The node address and node port number give you all that is needed to connect to your cluster. The following example uses the kafka-console-producer.sh utility which is part of Apache Kafka:

bin/kafka-console-producer.sh --broker-list <node-address>:<node-port> --topic <your-topic>

For more details, see the Strimzi documentation.

Troubleshooting node ports

Node ports are fairly complex to configure. There are many things which can go wrong.

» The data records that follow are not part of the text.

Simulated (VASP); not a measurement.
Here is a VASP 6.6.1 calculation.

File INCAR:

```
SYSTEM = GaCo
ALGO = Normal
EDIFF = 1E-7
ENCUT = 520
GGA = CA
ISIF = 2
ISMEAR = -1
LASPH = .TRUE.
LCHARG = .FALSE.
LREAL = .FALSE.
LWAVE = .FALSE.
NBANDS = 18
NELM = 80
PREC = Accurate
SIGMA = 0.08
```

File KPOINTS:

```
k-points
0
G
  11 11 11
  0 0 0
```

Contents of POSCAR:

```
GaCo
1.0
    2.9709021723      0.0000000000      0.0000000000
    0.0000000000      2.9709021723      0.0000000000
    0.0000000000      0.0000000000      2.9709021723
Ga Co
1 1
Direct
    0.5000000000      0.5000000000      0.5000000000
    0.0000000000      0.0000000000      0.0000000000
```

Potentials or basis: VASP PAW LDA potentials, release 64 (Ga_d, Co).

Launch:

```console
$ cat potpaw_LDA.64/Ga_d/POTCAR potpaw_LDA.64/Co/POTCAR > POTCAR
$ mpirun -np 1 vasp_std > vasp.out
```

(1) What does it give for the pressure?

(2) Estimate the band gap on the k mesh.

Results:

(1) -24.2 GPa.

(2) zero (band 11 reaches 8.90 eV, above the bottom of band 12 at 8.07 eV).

One of the common problems is that the address which is presented to Strimzi by the Kubernetes API in the node resource is not accessible from outside. This can happen for example because the DNS name or IP address used there is only internal and cannot be reached by the client. This can happen both with production grade clusters and also with local development tools such as Minikube or Minishift. In such case, you might get following errors from your client:

[2019-04-22 21:04:11,976] WARN [Consumer clientId=consumer-1, groupId=console-consumer-42133] Connection to node 1 (/10.0.2.15:31301) could not be established. Broker may not be available. (org.apache.kafka.clients.NetworkClient)

or

[2019-04-22 21:11:37,295] WARN [Producer clientId=console-producer] Connection to node -1 (/10.0.2.15:31488) could not be established. Broker may not be available. (org.apache.kafka.clients.NetworkClient)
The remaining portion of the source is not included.